Computational fluid dynamics

Over the last few years CFD software has become increasingly accurate and user-friendly, enabling engineers to achieve the previously impossible.

Until quite recently, CFD (Computational Fluid Dynamics) was seen by many as a good technique, but not accurate enough for any useful work.

In fact, some prominent racing car designers believed that if CFD came within 400 per cent of the wind tunnel results, then it was a good day. That was mainly because a few years ago the only way to get results in reasonable time was to simplify the input, whichautomatically undermined the usefulness of the final data.

Four or five years ago the limited capabilities of the software made it unthinkable that only the most experienced could use CFD only small, discrete components or pieces of cars. never complete ones.

It doesn’t seem too long ago that any kind of computationally intensive activity involved large air-conditioned rooms full of very expensive super-cooled hardware – the stuff of sci-fi films. The kinds of problems that these high-powered computers were directed at were geophysical, like climate modelling or seismic analysis – in fact, any kind of ‘domain’ problem that required the solution of millions of simultaneous equations.

Except for the tricky turbulence models, the mathematics is not that complicated – just enormous and highly repetitive (hence the use of these number crunchers in the first place).

CFD is one of engineering science’s final frontiers. If you take the view that finite element analysis is difficult, and non-linear FEA is more difficult still, then CFD is close to ‘rocket science’ in terms of complexity and difficulty.
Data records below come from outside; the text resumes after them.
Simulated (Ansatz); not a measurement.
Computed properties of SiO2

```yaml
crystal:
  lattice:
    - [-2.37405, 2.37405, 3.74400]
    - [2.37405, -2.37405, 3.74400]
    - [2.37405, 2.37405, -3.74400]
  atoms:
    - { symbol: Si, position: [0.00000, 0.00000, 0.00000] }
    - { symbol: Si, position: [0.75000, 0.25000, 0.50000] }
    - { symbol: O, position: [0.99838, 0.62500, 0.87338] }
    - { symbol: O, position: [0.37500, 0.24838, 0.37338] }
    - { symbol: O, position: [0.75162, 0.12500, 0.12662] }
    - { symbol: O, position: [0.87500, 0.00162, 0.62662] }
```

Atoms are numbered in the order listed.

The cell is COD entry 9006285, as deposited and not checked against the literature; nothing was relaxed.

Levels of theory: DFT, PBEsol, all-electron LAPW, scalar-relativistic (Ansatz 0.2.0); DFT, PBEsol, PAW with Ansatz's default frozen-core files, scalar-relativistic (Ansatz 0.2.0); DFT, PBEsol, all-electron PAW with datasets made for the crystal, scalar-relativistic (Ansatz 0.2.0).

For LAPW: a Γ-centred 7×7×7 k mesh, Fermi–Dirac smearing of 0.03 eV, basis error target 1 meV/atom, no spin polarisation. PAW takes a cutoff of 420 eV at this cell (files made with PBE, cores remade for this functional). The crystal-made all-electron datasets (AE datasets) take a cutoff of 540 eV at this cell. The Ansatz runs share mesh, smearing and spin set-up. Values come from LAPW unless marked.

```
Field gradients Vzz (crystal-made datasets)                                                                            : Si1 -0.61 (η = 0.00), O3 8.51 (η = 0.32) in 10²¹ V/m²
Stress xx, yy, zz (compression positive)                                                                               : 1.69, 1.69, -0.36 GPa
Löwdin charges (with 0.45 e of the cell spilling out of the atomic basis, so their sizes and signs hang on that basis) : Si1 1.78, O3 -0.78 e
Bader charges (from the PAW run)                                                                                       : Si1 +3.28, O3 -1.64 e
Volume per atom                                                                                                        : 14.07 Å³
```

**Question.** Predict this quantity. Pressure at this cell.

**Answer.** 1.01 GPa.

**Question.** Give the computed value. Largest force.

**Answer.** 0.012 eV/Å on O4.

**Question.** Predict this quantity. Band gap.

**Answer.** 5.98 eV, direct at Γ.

One of the main popular applications of CFD is in the automotive industry and racing car design. But it can play a significant role anywhere there is fluid flow, from the ventilation of home PCs to the discharge of grain silos.

The main message is that consistent, accurate and repeatable CFD is now possible in a time-frame which allows it to be used for design purposes. In the past, CFD was used to calibrate simple components, such as the 2D wing profiles of racing cars. Today’s accessible hardware is both fast and capable enough to do a full vehicle complex 3D CFD in a reasonable time-frame.

The equipment is still expensive, but you don’t have to work for government agencies or multinational companies to afford it. In fact, with the advent of multi-processor workstations, 3GHz Intel processors and RAM frequently measured in gigabytes, supercomputing capability is available for the cost of an expensive family car.

‘The breakthrough with CFD simulation came with the introduction of relatively ‘affordable’ high-performance computing and the arrival of efficient parallel CFD code,’ said Steve Smith of Fluent Europe. ‘Now you can run sensible jobs overnight and get meaningful output.’

The key to the whole process is parallel hardware – most modern, effective CFD installations use clusters of machines running on Linux. This is popular for two reasons. It is far cheaper than Windows in amulti-processor environment and is relatively stable. When you’re running jobs across 128 processors for eight hours the last thing you need is a blue screen of death when you’re two hours in.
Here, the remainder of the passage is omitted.